Every artist who participates in many shows or sales knows the vendors often hear the same questions repeatedly from the shoppers. The questions vary some depending on the artists medium, but I’m sure we all hear them.
One of the questions I’m asked frequently is where my shop is located. My business cards intentially just say I have studios in Farmington and Lanesboro, but lack addresses of either locations. So people frequently ask if my shop is in downtown Farmington or Lanesboro. They often seem a little befuddled when I say I don’t have a shop, just studio spaces where I work.
Usually early in the day at sales, my explanation goes something like “I have studio space at my home in Farmington and our farm in Lanesboro, but don’t operate a retail shop in either location. I do, however, have my work available at the Market on Oak in Farmington and Lanesboro Local in Lanesboro.” By late in the day, my answers get shorter – just because I’ve said it so many times I start dropping a couple words each time.
It seems there is an assumption that as a potter I must operate a retail shop to sell my pottery. I don’t know if other mediums experience this same assumption from shoppers, but I don’t think so.
So… the third thing about being a potter I wanted to explain is –
How we market our finished products is as unique as the pottery we make. Some of us have combined retail and studio spaces open to the public during regular business hours. Some have private studios and market to wholesale/consignment clients, operate online shops, attend shows/sales on weekends or some combinations of all of these.

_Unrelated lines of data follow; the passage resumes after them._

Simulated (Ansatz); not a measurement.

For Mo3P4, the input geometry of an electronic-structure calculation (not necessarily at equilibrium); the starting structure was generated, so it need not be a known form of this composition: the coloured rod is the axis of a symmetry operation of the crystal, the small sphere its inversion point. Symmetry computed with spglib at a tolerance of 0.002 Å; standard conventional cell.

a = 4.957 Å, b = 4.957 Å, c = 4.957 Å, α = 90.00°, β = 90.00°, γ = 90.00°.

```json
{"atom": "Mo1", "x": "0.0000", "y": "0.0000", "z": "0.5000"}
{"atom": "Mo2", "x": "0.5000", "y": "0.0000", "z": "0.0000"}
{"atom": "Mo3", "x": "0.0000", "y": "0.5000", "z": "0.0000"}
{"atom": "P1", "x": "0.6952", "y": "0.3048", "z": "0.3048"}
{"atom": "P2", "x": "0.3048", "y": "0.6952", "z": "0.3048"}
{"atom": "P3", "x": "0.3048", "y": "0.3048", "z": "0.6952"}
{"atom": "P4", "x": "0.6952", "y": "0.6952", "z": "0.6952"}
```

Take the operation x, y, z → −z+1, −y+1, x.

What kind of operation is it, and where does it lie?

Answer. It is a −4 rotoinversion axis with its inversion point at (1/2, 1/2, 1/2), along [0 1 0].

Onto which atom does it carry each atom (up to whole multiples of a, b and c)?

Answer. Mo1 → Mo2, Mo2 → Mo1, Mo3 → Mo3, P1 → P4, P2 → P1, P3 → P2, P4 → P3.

I operate two private studio spaces, opening them up on occasion for studio tours and sales on specific dates or by appointment. Additionally, I have wholesale/consignment clients, an online shop and attend weekend art festivals to sell my products. Being tied to a retail location on a daily basis isn’t something that I want to do, so I’ve structured my business in a way that allows me to have the freedom away from a daily shop obligation. To me, that’s the beauty of operating an art business. I can make it fit my life.
Any of the other potters who read this blog – how do you operate you business?